Fast-fashion retailer H&M’s collection with French luxury brand Balmain has led to a ruckus at retail stores, a crashed website, and price gouging on eBay’s website—all in the first day of the line’s launch.
The collection, which debuted on the runway last month in New York, is available in around 250 stores globally as well as online starting Thursday. The launch led to long lines at H&M’s stores, where scuffles broke out as shoppers clamored to scoop up $129 leather and faux fur jackets and $599 beaded velvet dresses. To witness the scenes at various stores, Gawker has complied a colorful collection of videos of how Balmain’s H&M debut was received.
Earlier Thursday, H&M’s website failed to load as it too was overwhelmed, which the retailer attributed to high interest in the new collection. The company’s website is running smoothly again.
The tie-in marks the latest high-profile partnership between a mass retailer and a luxury label. Balmain’s dresses can cost north of $2,000 each at luxury stores like Neiman Marcus, but at H&M, its trendy dresses and jackets generally priced between $150 and $600. Many of the pricier items have already sold out online.
H&M’s collaboration with Balmain is the latest in a string of its successful collections with luxury designers, an initiative that first began in 2004 when the chain worked with Karl Lagerfeld. H&M has since worked with Versace, Roberto Cavalli, Stella McCartney, and Alexander Wang. The partnership lines, a strategy also popularized by big-box retailer Target
, allows designers a chance to reach a broader audience of shoppers.
Rollouts of short-lived haven’t gone smoothly for other retailer as well. Earlier this year, Target’s website was crashed by shoppers trying to snap up fashions in its collaboration with Lilly Pulitzer.
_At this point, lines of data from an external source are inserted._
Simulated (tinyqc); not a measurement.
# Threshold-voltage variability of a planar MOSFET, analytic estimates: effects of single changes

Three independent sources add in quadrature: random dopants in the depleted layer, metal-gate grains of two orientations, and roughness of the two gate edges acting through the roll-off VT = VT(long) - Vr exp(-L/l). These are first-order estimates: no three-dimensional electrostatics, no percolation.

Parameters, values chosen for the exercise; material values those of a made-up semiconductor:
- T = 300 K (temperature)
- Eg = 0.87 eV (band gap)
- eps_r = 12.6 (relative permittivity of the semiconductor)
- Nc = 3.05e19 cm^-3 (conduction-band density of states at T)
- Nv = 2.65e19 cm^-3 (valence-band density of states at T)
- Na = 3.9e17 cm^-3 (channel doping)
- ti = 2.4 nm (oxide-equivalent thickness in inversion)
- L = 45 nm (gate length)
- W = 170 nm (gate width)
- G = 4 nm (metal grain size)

The partnerships also generate a secondary market on websites like eBay
. A leather jacket that H&M is selling for $399, already sold out online, is listed at $2,000 on eBay. Prices are also vastly higher for many of the Balmain dresses in the H&M collection. As Fortune sister publication Money points out, H&M tried to limit the resale market by only allowing shoppers to purchase one item per product from the collection.